There is a close relationship between geometric growth and the exponential function. Remember that Pn is just the population P(t) at some time t. A short time later the population is Pn+1=P(t+dt) where we use dt to represent a very short time. Thus the equation for geometric growth can be written as
P(t+dt) - P(t) = g*P(t)
Remember how I said that g depoended upon the time step? Well, for small times it is proportional to the time step so we can make the substitution g=a*dt and the equation for geometric growth becomes
P(t+dt) - P(t) = a*dt*P(t)
If we divide both sides of the equation by dt and take the limit that dt approaches zero (becomes infinitesimal) then we obtian the differential equation:
dP/dt = a*P
where dP/dt is called the derivative of population with respect to time. The solution to this equation is the exponential function that with which everyone is so familiar
P(t) = P0 * ea*t
For our purposes, we can think of geometric growth and exponential growth being the same thing (to a pretty good approximation).

A similar thing can be done for the logistic map. In the limit that the time step becomes very small the logistic map gives us the following logistic differential equation
dP/dt = a*P(1-P/C)
The logistic equation has a solution that always goes quickly towards the carrying capacity. It behaves pretty much like the logistic map behaves when g is greater than 0 and less than 1. (That's because taking the Calculus limit is pretty much the same as requiring g to be small. No mystery here!)

So when Al Bartlett talks about exponential growth, it's pretty much the same as me talking about geometric growth. The reason I go "geometric" is because I get into modelling underpinning mechanisms and I don't want to burden my readers with Calculus. Al Bartlett mostly restricts himself to describing the exponential function (and geometric growth) so he doesn't have to worry about burdening his audience with differential equations.

Global catastrophe

An abrupt climatic event might cause global famine. The year without summer (1816) was sufficiently abrupt to reduce the carrying capacity of the planet and thereby be catastrophic. The overshoot was short lived, however. Anthropogenic climate change is nowhere near so abrupt and is in the opposite sense (warming) so this is not likely to generate an overshoot. Nevertheless, global warming is coincident with the rise of population towards carrying capacity so it is associated with increasing human misery: If the UN and CBC are to be believed?
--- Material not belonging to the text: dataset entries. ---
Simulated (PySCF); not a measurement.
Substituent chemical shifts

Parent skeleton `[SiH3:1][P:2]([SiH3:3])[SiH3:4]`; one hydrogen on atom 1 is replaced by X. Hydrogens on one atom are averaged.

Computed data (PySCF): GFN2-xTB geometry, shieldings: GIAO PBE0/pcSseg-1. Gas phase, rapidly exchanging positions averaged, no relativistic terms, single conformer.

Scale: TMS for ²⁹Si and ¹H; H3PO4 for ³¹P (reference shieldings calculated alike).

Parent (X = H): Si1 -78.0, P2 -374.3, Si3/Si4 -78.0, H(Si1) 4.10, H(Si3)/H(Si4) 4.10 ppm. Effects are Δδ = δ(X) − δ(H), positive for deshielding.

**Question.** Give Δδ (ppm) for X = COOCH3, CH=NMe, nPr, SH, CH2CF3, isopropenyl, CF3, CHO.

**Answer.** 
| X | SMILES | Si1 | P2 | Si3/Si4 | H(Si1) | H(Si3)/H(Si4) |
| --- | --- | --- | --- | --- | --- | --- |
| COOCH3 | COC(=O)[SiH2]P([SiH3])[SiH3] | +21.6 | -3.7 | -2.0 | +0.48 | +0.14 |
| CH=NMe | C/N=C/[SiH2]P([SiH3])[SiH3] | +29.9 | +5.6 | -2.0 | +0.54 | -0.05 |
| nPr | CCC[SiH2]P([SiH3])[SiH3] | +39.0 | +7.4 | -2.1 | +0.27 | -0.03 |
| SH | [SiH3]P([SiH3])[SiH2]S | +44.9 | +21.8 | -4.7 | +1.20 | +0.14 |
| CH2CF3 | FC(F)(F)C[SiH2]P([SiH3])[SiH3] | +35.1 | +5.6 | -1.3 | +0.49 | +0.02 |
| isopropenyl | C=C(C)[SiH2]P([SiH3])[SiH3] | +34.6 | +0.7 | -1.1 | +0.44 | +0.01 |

The most likely way in which global overshoot could happen would be by a total breakdown of globalization. Presently the carrying capacity of the planet is very much dependent upon only a handful of nations that consistently produce food surplus to their requirements. That highly localized production also depends very much upon highly localized extraction and processing of fossil fuels elsewhere.

Anything that results in our many human ecosystems becoming more isolated from each other will increase the effective value of g and this could also be a pathway to what would effectively be a population overshoot. A breakdown of globalization may be accompanied by the breakdown of nations into splintered states and that would further exacerbate matters.

History throws up numerous examples of global-local effects. The Roman Republic depended on local food production and many defeats by determined and powerful enemies only served to refine Roman methods. The Western Roman Empire came to depend upon the granary in far off North Africa. When a rag tag bunch of Vandals captured North Africa, the Western Roman Empire was doomed.

I wonder why Rome lasted as long as it did? I expect that the way in which modern technology makes globalization more complete now than it was in Roman times will also ensure that the our modern empires will last less long. There is a paradox in globalization. It is only the linkages that become globalized. Production becomes broken into smaller parts and production of each small part actually becomes less widespread and more geographically localized. It is not cost-effective for everyone to grow their own eggs.

The two-edged sword

There are many ways in which human behaviour can change carrying capacity. At the national level, we see it most clearly in the USA. Fifty years ago the USA was on a trajectory towards stabilizing at a much lower level than its present population. What happened? In a word, Americans changed their behaviour in ways that increased C but decreased the well being of most people. The change came partly from within: like lobbying for cheap labour, which is to say more people living on less. All the time the adverse part of GDP grows (uneconomic growth) giving an illusion of wealth. "The American Dream" has become "The American Farce".

Similarly, moving humanity to a vegan diet might increase carrying capacity. I say might because there is much more to carrying capacity than the food we eat. This changes nothing so long as we do not change human breeding behaviour. The population rapidly climbs to the new carrying capacity. Nothing gained. A lot will be lost because we are omnivorous. Diet, like everything, has a sweet spot when it comes to human well-being. We would all do well to prevent diet-extremists from imposing upon us.

I did observe, above, that population overshoot would not happen unless there was something else going on. Well, one of those "something else" things is human behaviour. Presently carrying capacity is greatly augmented by the combustion of fossil fuels. If the international community imposed a cultural shift that abruptly turns off the supply of fossil fuels then that would dramatically decrease carrying capacity. That would put us into a position of missive population overshoot!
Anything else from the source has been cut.